This month, I was looking forward to my band’s regular gig even more than usual. See, last month, my bandmate, the hot surfer dude (who, it turns out, graduated college 10 years after I did), and I closed out the bar, which is always a fun thing to do on a Monday night. R., the surfer, is a regular there, so I was hoping I’d get to flirt with him again. I don’t really think that we’re a good fit, dating-wise, but ooh boy, I sure want to kiss him.
He was there, sitting at the bar with another surfer type. I saw him as I went to pour myself a beer, but he wasn’t looking up. On my way back, I caught his eye. “Hey, N.,” he said. “Hey, Matt,” I replied, and walked backstage.
I talked to him for a second at the set break, but he was gone by the time we finished. “That was nice of R. to come. Did he leave already?” my bandmate asked.
“Oh no!!!” I said, doubling over from embarrassment. My friends asked what I was talking about. “R.!! I called him Matt!”
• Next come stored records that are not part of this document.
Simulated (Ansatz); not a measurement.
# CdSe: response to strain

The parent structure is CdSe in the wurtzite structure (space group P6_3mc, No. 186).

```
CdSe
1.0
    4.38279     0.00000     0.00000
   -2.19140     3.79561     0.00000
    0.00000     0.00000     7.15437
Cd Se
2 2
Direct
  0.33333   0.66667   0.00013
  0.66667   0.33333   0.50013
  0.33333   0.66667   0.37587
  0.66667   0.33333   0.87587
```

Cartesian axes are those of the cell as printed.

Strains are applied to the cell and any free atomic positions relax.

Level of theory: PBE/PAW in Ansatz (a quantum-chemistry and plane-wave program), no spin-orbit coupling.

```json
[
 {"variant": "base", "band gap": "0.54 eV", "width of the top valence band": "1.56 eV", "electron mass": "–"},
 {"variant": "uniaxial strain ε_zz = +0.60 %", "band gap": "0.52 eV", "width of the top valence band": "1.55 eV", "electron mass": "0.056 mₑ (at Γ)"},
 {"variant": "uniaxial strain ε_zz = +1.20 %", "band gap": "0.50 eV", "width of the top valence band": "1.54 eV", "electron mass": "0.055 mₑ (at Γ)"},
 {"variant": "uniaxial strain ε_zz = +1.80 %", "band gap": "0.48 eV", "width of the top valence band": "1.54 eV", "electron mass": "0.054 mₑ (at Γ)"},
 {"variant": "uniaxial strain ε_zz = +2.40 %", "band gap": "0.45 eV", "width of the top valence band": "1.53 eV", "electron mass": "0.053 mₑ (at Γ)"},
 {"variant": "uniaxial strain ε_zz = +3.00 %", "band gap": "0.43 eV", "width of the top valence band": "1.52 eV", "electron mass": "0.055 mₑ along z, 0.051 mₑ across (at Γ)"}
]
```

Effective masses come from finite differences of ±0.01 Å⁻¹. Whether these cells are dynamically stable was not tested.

“You can fix that,” the bartender said. “Just say Matt was your first boyfriend. He’ll be bummed, though.”
“Why?”
“He really enjoyed talking with you last month,” he told me. “He really enjoyed talking with you.”
I don’t know if it’s bad luck or karma or something in the universe wanting me to stay single, but during the occasional periods when I have good boy luck, it’s immediately followed by some stupendous act of self-sabotage. You know, like calling a really nice guy who I genuinely enjoy hanging out with and definitely want to smooch by the wrong name.
Even worse, I did it again. My friend K. invited me to see her boyfriend, D., and a couple of other friends spin. She sent me the invitation, and I said, “Oh, I didn’t know you knew B.” It turns out she and D. were thinking about trying to fix me and B. up. It turns out I had a small crush on B. when I met him briefly about ten years ago. He, really, is exactly the kind of guy I should be dating.
The night of the show, my friend J. and I went out for rum drinks at a pirate-themed bar. After two exceedingly stiff drinks, I was feeling pretty good: buzzed enough to dance, sober enough to not make too much of a fool of myself. We went to the show, we ordered two more drinks, J. left early, and as I walked back in, wondering whether to stay or go, I passed B., who K. had introduced me to earlier.
“Hey,” I said, touching his arm to get his attention, which I thought was a smooth move. “Have you seen K. and D.?”
“They’re all the way up in the front,” he said.
“Hmmm. My friend just left, and I’m trying to decide if I want to make my way all the way up there,” I said. And then we started talking. It was one of those fun first conversations when there are no awkward pauses and you learn so much about each other in a short amount of time.
Maybe it wasn’t such a short amount of time. At one point, D. came up and told B. that it was his turn to spin, but D. could do the set if he wanted. B. said sure.
It was loud. So loud that there was no chance of interrupting each other because when one of us would start speaking, we’d have to move our mouth to the other person’s ear in that pleasantly forced-intimate way. We talked about country music and our shared admiration of the Nashville hit machine. There aren’t many guys in San Francisco like that.
It ended when he had to go to the bathroom and I had to get water. After I found K. and the glow of the conversation wore off, I realized something. I had been cursing like a sailor the entire time. Eff! <=(This is how I usually curse.)
It feels like it’s been so long since I’ve met guys who I like and who seem potentially interested in me. And it’s so frustrating that I’m so woefully out of practice that I keep shooting myself in the foot instead of making a decent first impression. Argh.